Permalink
141 lines (106 sloc) 5.08 KB

Adding in-place removeAll(where:) to the Standard Library

Introduction

It is common to want to remove all occurrences of a certain element from a collection. This proposal is to add a removeAll algorithm to the standard library, which will remove all entries in a collection in-place matching a given predicate.

Motivation

Removing all elements matching some criteria is a very common operation. However, it can be tricky to implement correctly and efficiently.

The easiest way to achieve this effect in Swift 3 is to use filter and assign back, negating the thing you want to remove (because filter takes a closure of items to "keep"):

var nums = [1,2,3,4,5]
// remove odd elements
nums = nums.filter { !isOdd($0) }

In addition to readability concerns, this has two performance problems: fresh memory allocation, and a copy of all the elements in full even if none need to be removed.

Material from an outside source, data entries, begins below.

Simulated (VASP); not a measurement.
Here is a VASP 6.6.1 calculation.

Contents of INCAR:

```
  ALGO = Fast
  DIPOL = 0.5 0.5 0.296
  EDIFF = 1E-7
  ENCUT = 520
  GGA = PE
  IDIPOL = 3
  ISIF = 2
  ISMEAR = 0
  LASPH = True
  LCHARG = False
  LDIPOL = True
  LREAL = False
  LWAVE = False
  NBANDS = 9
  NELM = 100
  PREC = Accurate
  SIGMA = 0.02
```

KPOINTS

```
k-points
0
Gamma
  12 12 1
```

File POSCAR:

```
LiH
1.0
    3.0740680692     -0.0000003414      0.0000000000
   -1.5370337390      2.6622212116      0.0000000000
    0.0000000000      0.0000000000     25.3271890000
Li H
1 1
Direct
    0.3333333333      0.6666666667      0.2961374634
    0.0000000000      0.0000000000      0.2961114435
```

The alternative is to open-code a for loop. The simplest performant solution is the "shuffle-down" approach. While not especially complex, it is certainly non-trivial:

if var i = nums.index(where: isOdd) {
  var j = i + 1
  while j != nums.endIndex {
    let e = nums[j]
    if !isOdd(nums[j]) {
      nums[i] = nums[j]
      i += 1
    }
    j += 1
  }
  nums.removeSubrange(i...)
}

Possibilities for logic and performance errors abound. There are probably some in the above code.

Additionally, this approach does not work for range-replaceable collections that are not mutable i.e. collections that can replace subranges, but can't guarantee replacing a single element in constant time. String is the most important example of this, because its elements (graphemes) are variable width.

Proposed solution

Add the following method to RangeReplaceableCollection:

nums.removeAll(where: isOdd)

The default implementation will use the protocol's init() and append(_:) operations to implement a copy-based version. Collections which also conform to MutableCollection will get the more efficient "shuffle-down" implementation, but still require RangeReplaceableCollection as well because of the need to trim at the end. Other types may choose

Collections which are range replaceable but not mutable (like String) will be able to implement their own version which makes use of their internal layout. Collections like Array may also implement more efficient versions using memory copying operations.

Since Dictionary and Set would benefit from this functionality as well, but are not range-replaceable, they should be given concrete implementations for consistency.

Detailed design

Add the following to RangeReplaceableCollection:

protocol RangeReplaceableCollection {
  /// Removes every element satisfying the given predicate from the collection.
  mutating func removeAll(where: (Iterator.Element) throws -> Bool) rethrows
}

extension RangeReplaceableCollection {
  mutating func removeAll(where: (Iterator.Element) throws -> Bool) rethrows {
    // default implementation similar to self = self.filter
  }
}

Other protocols or types may also have custom implementations for a faster equivalent. For example RangeReplaceableCollection where Self: MutableCollection can provide a more efficient non-allocating default implementation. String is also likely to benefit from a custom implementation.

Source compatibility

This change is purely additive so has no source compatibility consequences.

Effect on ABI stability

This change is purely additive so has no ABI stability consequences.

Effect on API resilience

This change is purely additive so has no API resilience consequences.

Alternatives considered

removeAll(where:) takes a closure with true for elements to remove. filter takes a closure with elements to keep. In both cases, true is the "active" case, so likely to be what the user wants without having to apply a negation. The naming of filter is unfortunately ambiguous as to whether it's a removing or keeping operation, but re-considering that is outside the scope of this proposal.

Several collection methods in the standard library (such as index(where:)) have an equivalent for collections of Equatable elements. A similar addition could be made that removes every element equal to a given value. This could easily be done as a further additive proposal later.

The initial proposal of this feature named it remove(where:). During review, it was agreed that this was unnecessarily ambiguous about whether all the matching elements should be removed or just the first, and so the method was renamed to removeAll(where:).